Let's start with God's promise: "I write these things to you who believe in the name of the Son of God so that you may know that you have eternal life" (1 John 5:13). This phrase does not mean that we gradually grow into assurance, but that we can possess here and now a present certainty of the life we have already received in Jesus.
But here's the catch: first we must "believe in the name of the Son of God." "Believe" means more than intellectual assent--it is the biblical word for personal trust and commitment. I can assent to the fact that an airplane will fly me from Dallas to Atlanta, but I must get on board before it can. Those who trust Christ for their salvation "have eternal life," present tense, right now. Jesus promised, "whoever lives and believes in me will never die" (John 11:26). We simply step from time into eternity.

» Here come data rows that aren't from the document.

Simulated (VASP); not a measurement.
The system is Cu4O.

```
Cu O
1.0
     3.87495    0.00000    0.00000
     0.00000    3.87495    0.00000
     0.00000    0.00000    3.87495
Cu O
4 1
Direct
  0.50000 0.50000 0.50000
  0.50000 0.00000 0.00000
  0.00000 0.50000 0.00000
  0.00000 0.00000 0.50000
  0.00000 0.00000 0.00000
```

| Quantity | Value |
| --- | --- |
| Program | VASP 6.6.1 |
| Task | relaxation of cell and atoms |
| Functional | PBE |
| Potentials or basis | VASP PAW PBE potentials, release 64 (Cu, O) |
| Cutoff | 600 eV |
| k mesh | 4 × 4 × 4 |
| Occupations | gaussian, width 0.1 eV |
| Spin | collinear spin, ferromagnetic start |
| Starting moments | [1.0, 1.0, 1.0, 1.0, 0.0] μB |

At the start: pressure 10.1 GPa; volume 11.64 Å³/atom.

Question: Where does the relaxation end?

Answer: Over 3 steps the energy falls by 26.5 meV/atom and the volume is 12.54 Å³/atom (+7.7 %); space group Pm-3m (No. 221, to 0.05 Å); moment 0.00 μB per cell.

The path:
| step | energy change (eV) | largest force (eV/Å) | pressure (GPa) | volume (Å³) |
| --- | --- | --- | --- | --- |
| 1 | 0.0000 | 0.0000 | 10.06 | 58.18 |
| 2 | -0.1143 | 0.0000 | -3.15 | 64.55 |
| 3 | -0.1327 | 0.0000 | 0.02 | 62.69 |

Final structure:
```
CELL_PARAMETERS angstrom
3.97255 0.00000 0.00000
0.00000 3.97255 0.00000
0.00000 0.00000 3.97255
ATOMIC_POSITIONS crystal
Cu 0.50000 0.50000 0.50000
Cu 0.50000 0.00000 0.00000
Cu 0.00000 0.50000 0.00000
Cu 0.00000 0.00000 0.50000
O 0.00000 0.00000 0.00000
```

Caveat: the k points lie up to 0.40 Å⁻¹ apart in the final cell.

Nowhere does the Bible say how it feels to become the child of God, because our feelings can depend on the pizza we had for supper or the weather outside the window. No circumstances or events can guarantee our salvation. It takes as much faith to believe I am a Christian today as it did to become one more than thirty years ago. I still haven't seen God, or proven my salvation in a test tube. If I had, I could question the reality and veracity of what I saw or thought. So could you. We stand on the truth of God's word. Either he keeps his promises or he does not. We base our assurance on his promises, not our feelings. We do not hold onto him--he holds onto us (John 10:28).
Now, we should expect to face doubts about our salvation. The stronger your faith, the more likely you will be subjected to such attacks, intended by the enemy to paralyze and cripple your faith and prevent your service to God. The stronger your faith, the greater a threat you are to the enemy. Doubts sometimes come not because our faith is weak, but because it is strong.
When they find you, remember that you are God's child. My sons will always be my sons, no matter how they feel or what they do, because they were born that way. Have you been born again?